Elam School of Fine Arts, 20 Whitaker Place, Auckland CBD


All Ages

Ticket Information:

  • Free Admission

Please join for the opening of ‘Japanese Funeral: The Chief Mourner’ - a documentary photographic exhibition by Summer Shimizu. A short artist’s talk will be at 5:30pm, the opening.

Opening Preview and Refreshments: 5pm, Tue 26 September
Artist’s (very!) Short Talk: 5:30pm, Tue 26 September
Gallery Hours: 11am-4pm, Tue-Sat, 27-30 September

*Note: Viewer discretion advised due to the sensitive content.
No food or drink inside the gallery.
No photography.

‘Japanese Funeral: The Chief Mourner’ is a record of the funeral ceremonies of the artist’s own grandmother on the 12th -13th of December, 2012 in Japan.

Many of us refuse to face the realities of loss and mourning until we are confronted with them. For most of us, death is something we only see on TV or in film and the actuality of death is something that never occurs in our lives. For many people, death is a taboo and unpleasant subject. In many ways, death is dealt with in a way that keeps it from being too personal.

There is no right way to deal with death when it happens and yet we continue to find ways to cope. Time will certainly comfort many but the sense of loss will never completely fade away – and not should it. It gives us an opportunity to appreciate people and the time we spend with them rather than prioritising our own lives.

Religion also plays a part in how we confront death and how we appreciate people. The funeral and memorial ceremonies bring people together and we may see our own and others’ lives crossing and merging. Our spiritual response to death may be one of calmness and repose.

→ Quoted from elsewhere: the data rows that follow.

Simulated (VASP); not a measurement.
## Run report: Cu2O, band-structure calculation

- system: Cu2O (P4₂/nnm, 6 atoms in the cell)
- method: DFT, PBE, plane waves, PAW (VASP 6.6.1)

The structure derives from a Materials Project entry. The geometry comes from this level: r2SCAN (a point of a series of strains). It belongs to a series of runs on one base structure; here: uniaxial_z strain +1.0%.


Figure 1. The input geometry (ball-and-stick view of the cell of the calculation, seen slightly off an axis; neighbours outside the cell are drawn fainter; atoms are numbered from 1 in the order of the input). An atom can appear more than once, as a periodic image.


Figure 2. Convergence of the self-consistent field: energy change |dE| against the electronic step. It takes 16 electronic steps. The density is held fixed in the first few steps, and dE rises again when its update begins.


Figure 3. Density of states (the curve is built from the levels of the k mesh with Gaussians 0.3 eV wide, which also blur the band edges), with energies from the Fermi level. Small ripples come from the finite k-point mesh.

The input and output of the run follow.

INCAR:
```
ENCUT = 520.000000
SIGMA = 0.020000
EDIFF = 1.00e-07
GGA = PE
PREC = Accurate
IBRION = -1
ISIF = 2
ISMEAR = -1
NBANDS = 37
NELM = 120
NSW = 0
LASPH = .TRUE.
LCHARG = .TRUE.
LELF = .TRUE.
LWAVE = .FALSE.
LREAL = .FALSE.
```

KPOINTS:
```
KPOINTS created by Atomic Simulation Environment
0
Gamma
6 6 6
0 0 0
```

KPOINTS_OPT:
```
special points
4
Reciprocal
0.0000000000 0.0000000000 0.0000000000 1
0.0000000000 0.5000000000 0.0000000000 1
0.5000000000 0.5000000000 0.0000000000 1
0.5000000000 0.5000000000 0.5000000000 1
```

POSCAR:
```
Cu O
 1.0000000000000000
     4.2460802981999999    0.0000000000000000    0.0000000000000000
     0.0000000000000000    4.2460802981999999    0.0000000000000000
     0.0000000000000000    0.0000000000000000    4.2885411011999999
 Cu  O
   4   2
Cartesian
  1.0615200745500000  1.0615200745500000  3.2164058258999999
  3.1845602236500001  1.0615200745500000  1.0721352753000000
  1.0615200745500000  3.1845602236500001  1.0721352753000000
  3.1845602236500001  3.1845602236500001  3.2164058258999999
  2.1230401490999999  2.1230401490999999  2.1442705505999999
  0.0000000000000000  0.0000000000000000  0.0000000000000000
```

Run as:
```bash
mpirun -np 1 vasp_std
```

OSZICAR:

At the moment when Japanese people pass away, their souls and bodies instantly become a Buddha. Ice is packed around the body in the coffin and the immediate family spend the night in a 'Tatami' room before the funeral ceremony is conducted. Incense burns continuously over a few days and then the body is cremated.

A Japanese funeral is a miniature depiction of Japanese society and its unique mixture of Japanese 'Shinto' and Buddhist traditions. The funeral reflects Japan’s rich history, culture, identity, tradition, food, protocol, manners and etiquette as well as the complexity of hierarchical relationships and Japanese commonality.